Arts Marketing for Dummies: Tactical Ops

Hey, it's MvB!

In my first Arts Marketing for Dummies post, we started out at 30,000 feet, surveying the landscape of non-profit structure and motivations. This is the kind of thing that drives harried non-profit marketers crazy, because they are not tasked with reinventing their company’s business model. So let’s take a more tactical approach.

There’s just one core assumption that everything else here is built on: Non-profit communications (marketing, PR, development) are first and foremost communications with their audience. They’re part of a relationship that exists, or are part of building a relationship. (All too often, in a stressed non-profit, that relationship takes a turn toward hostage-taking at the end of the fiscal year: “Give Now or We’ll Shoot Next Season!)

But non-profits–partly because they believe their audience is older and out of it–have yet to take full advantage of the productivity advances provided by technology. Arts organizations often blame their programming for gray-haired audiences, but if you survey the larger population about any given exhibit or performance, you will find that most people have never heard of it. Because arts groups lack money for large mass-media campaigns, they tend to market to their existing audience more intensively.

That doesn’t mean the arts don’t use technology, it just means, usually, they use everything else, too. They call you on the phone, they mail you letters and newsletters and brochures and postcards, they email you, they tweet at you, and pester you to like them on Facebook. The non-profit gun of choice must be the shotgun.

Log in to almost any private company’s site, including the startiest start-up, and you’ll generally be offered communications choices, sometimes basic options and sometimes insanely granular. You can adjust these as you go along. Then, if you purchase something, an account history is created that you can see as well. Often, you’re presented with further options in managing your account.

Now visit a non-profit site. Can you even log in? Do you see anything that suggests a communications strategy based on your preferences? Can you send night-of-show alerts to your phone? How easy is it to interact with and manage your “account,” view your donation history this year?

Or do you see a content shotgun pointed in your direction? Read the blog. Watch this video. Follow us on Twitter. Sign up for the newsletter. RING RING. “Hi, we noticed you purchased tickets online five minutes ago. Would you like to buy two more, or make a donation?”

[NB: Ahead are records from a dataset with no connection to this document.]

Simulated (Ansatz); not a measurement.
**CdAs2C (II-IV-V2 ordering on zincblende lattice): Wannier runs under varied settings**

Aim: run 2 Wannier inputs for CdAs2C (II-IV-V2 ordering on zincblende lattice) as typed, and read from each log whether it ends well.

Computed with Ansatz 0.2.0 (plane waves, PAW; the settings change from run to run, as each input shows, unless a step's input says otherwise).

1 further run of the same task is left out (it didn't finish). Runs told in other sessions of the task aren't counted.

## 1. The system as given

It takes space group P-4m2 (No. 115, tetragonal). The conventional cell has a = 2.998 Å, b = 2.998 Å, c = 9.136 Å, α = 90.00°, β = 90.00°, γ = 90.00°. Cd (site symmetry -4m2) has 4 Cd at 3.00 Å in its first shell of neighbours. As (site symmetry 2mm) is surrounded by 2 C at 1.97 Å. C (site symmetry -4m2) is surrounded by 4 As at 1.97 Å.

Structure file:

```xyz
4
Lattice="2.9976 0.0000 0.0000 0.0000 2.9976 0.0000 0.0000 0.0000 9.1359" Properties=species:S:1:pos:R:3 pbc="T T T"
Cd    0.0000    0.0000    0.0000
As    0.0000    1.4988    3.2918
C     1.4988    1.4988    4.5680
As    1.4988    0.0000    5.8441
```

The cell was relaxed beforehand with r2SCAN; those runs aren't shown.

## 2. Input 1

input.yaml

Is that a relationship, or just someone who is incredibly demanding of your attention? In my experience, when people in business aren’t sure what the best thing to do is, they may do many, many things not very well, in the hopes that something works.

Non-profits know from experience that direct mail supplies so much response, as does a telemarketing or telefundraising campaign, and then there’s online solicitation. So they all go into the hopper. If you bought a single ticket four years ago, you’re getting something in the mail.

I know that in business “self-help” you’re supposed to provide people with numbered lists, so here goes. I just have one but I will number it. Oh, and add boldface.

1) Reorganize yourself around online communications (aka “Tweet first”).

I won’t need to tell most of you that the game has changed. But to get the most out of the time and money available to your non-profit, you’ve got to begin with online communications, not use them as a supplement. (Drop the senior-citizen excuse: 80-year-olds have email.) This may seem easy enough but old habits die hard. Would you give an exclusive to a major newspaper…or your audience on Facebook? Would you write up a full press release, or tweet about it to the reporters following you on Twitter?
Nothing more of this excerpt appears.